# Logarithm differentiation + chain rule

## Main Question or Discussion Point

For this function

$y=\sqrt{2ln(x)+1}$

if I use the chain rule properly, should I be getting this answer?

$\frac{dy}{dx}=\frac{2}{x} \times \frac{1}{2} \times \frac{1}{\sqrt{2ln(x)+1}}$

My aim of doing this is to verify that

$\frac{dy}{dx}=\frac{1}{xy}$

ShayanJ
Gold Member
That's right and equal to what you want!

That's right and equal to what you want!

Exactly what Shaun said.
If you equate that to what information you need.

Mark44
Mentor
As a simpler alternative to using the chain rule, you can do this:

$y = \sqrt{2\ln(x) + 1}$
$\Rightarrow y^2 = 2\ln(x) + 1$
Differentiating implicitly,
$2y\frac{dy}{dx} = \frac{2}{x}$
$\Rightarrow \frac{dy}{dx} = \frac{1}{xy}$

Yes, that is correct. Just to show the math:

d/dx[√2ln(x)+1]
=1/2√2ln(x)+1 * 2/x
=2/x * 1/2 * 1/√2ln(x)+1

Mark44
Mentor
You are missing several sets of parentheses.
Yes, that is correct. Just to show the math:

d/dx[√2ln(x)+1]
Most would interpret the part in brackets above as √2 * ln(x)+1, rather than √(2ln(x)+1).
=1/2√2ln(x)+1 * 2/x
Most would interpret the above as
1/2 * √2ln(x) + 2/x, which I don't think is what you intended.
=2/x * 1/2 * 1/√2ln(x)+1

You're right, perhaps I should have put 2ln(x) + 1 in parentheses, but I think he gets what I mean haha. Nonetheless, I appreciate the correction. Thank you!

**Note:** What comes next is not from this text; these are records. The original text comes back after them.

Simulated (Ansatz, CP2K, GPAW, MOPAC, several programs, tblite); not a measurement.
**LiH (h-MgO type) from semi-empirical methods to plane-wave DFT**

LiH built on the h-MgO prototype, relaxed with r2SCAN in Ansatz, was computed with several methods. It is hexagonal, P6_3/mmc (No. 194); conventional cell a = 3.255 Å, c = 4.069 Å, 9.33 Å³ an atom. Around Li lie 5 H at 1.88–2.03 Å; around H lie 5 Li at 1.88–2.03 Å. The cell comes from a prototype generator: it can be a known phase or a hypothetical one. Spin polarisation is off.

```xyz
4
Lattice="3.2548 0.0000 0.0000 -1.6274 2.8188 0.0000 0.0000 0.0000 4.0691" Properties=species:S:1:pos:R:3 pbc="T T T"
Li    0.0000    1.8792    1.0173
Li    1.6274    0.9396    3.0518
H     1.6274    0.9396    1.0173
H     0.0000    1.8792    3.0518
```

As a simpler alternative to using the chain rule, you can do this:

$y = \sqrt{2\ln(x) + 1}$
$\Rightarrow y^2 = 2\ln(x) + 1$
Differentiating implicitly,
$2y\frac{dy}{dx} = \frac{2}{x}$
$\Rightarrow \frac{dy}{dx} = \frac{1}{xy}$
Hm, how does this take in to account the fact that squaring the equation will give multiple values?

$y^2=2\ln(x)+1$ is a set of two equations, namely $$y= \sqrt{2\ln(x) + 1}$$ and $$y= -\sqrt{2\ln(x) + 1}$$
Will the derivative also be multiple valued? It doesn't seem like it since $\frac{1}{xy}$ is a singled valued funtion. What am I missing?

Mark44
Mentor
As a simpler alternative to using the chain rule, you can do this:

$y = \sqrt{2\ln(x) + 1}$
$\Rightarrow y^2 = 2\ln(x) + 1$
Differentiating implicitly,
$2y\frac{dy}{dx} = \frac{2}{x}$
$\Rightarrow \frac{dy}{dx} = \frac{1}{xy}$
Hm, how does this take in to account the fact that squaring the equation will give multiple values?
Actually it doesn't in this case. That's something that I considered but didn't mention before. In the first equation, the square root term is necessarily nonnegative, which means that y must also be nonnegative. So squaring both sides doesn't introduce extraneous solutions that weren't present in the original equation.
$y^2=2\ln(x)+1$ is a set of two equations, namely $$y= \sqrt{2\ln(x) + 1}$$ and $$y= -\sqrt{2\ln(x) + 1}$$
Will the derivative also be multiple valued?
I don't understand what you're asking. The derivative will not be multiple valued.
It doesn't seem like it since $\frac{1}{xy}$ is a singled valued funtion. What am I missing?

I don't understand what you're asking. The derivative will not be multiple valued.
What I'm trying to ask is that since we found the derivative is $\frac{dy}{dx}=\frac{1}{xy}$, we have two options for $y$ now, the positive or negative root, since we squared the term to make the differentiation simpler. Why do we necessarily choose the positive one? I know I'm just being technical, sorry about my arrogance, but it's a pet-peeve of mine.

Mark44
Mentor
What I'm trying to ask is that since we found the derivative is $\frac{dy}{dx}=\frac{1}{xy}$, we have two options for $y$ now, the positive or negative root, since we squared the term to make the differentiation simpler.
No we don't in this case, which I explained in post #9. Since y is the square root of some expression, y is necessarily nonnegative. Take a look again at what I wrote, and see if that answers your questions.

Why do we necessarily choose the positive one? I know I'm just being technical, sorry about my arrogance, but it's a pet-peeve of mine.